Proxy Capability
How can a service subject to decomposition continue to support consumers affected by the decomposition?
Table 16.6. Profile summary for the Proxy Capability pattern.
Problem |
If an established service needs to be decomposed into multiple services, its contract and its existing consumers can be impacted. |
Solution |
The original service contract is preserved, even if underlying capability logic is separated, by turning the established capability definition into a proxy. |
Application |
Façade logic needs to be introduced to relay requests and responses between the proxy and newly located capabilities. |
Impacts |
The practical solution provided by this pattern results in a measure of service denormalization. |
Principles |
Service Loose Coupling |
Architecture |
Service |
Problem
As per Service Decomposition (489), it is sometimes deemed necessary to further decompose a service's functional boundary into two or more functional boundaries, essentially establishing new services within the overall inventory. This can clearly impact existing service consumers who have already formed dependencies on the established service contract (Figure 16.17).
Figure 16.17 Moving a service capability that is part of an established service contract will predictably impact existing service consumers.
Solution
Capabilities affected by the decomposition are preserved, while those same capabilities are still allowed to become part of new services. Although the service's original functional context is changed and its official functional boundary is reduced, it continues to provide capabilities that no longer belong within its context or boundary. These are proxy capabilities that are preserved (often for a limited period of time) to reduce the impact of the decomposition on the service inventory (Figure 16.18).
Figure 16.18 By preserving the existing capability and allowing it to act as a proxy for the relocated capability logic, existing consumers will be less impacted.
This does not prevent the capabilities in the new services from being independently accessed. In fact, access to the capability logic via its new service contract is encouraged so as to minimize the eventual effort for proxy capabilities to be phased out.
Application
Proxy Capability relies on the application of Service Façade (333) in that a façade is established to preserve affected service capabilities. The only difference is that instead of calling capability logic that is still part of the same service, the façade calls capabilities that are now part of new services (Figure 16.19).
Figure 16.19 When an existing consumer requests an Invoice service operation that has been moved due to the decomposition of the service (1), a newly added façade component relays the request to the capability's new location (2), in this case the Invoice Reporting service.
Impacts
Although the application of this pattern extends the longevity of service contracts while allowing for the creative decomposition of service logic, it does introduce a measure of service denormalization that runs contrary to the goals of Service Normalization (131).
Proxy capabilities need to be clearly tagged with metadata communicating the fact that they no longer represent the official endpoint for their respective logic to avoid having consumers inadvertently bind to them.

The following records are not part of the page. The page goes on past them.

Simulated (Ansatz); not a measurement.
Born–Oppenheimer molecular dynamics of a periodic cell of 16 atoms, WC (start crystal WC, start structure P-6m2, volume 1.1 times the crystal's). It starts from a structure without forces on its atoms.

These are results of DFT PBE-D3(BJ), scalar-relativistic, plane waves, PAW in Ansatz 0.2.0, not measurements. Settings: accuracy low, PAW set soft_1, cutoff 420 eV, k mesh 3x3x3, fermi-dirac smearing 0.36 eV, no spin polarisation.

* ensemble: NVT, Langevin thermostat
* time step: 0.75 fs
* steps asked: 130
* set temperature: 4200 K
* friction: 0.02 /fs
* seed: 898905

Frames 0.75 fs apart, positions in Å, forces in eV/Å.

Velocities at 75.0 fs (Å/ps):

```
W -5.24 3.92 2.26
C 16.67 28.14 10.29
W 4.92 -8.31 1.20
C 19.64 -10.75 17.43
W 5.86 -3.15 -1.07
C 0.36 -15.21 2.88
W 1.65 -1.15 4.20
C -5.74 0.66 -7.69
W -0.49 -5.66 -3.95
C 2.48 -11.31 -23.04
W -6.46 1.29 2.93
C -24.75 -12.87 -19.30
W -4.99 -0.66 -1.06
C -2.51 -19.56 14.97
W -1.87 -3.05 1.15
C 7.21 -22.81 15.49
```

Furthermore, this pattern alone does not guarantee that a proxy capability will continue to provide the same behavior and reliability of the original capability it replaced.
Relationships
Whereas Distributed Capability (510) prepares a service for the eventual application of Service Decomposition (489), Proxy Capability actually implements the decomposition while preserving the original service contract.
This is supported by Decoupled Contract (401), which allows the contracts of both the original and the decomposed services to be individually customized in support of the proxy capability. Service Façade (333) also plays an integral role in that it can be used to relay requests (act as the proxy) to and from the newly decomposed service.
And as previously mentioned, this pattern does end up going against the goals of Service Normalization (131). From an endpoint perspective especially, this pattern introduces the appearance of redundant functionality, a trade-off that is accepted in support of service evolution.
Figure 16.20 Proxy Capability alters the structure of a service in support of the creation of a new service and therefore touches several patterns related to service logic structure and the service decomposition process.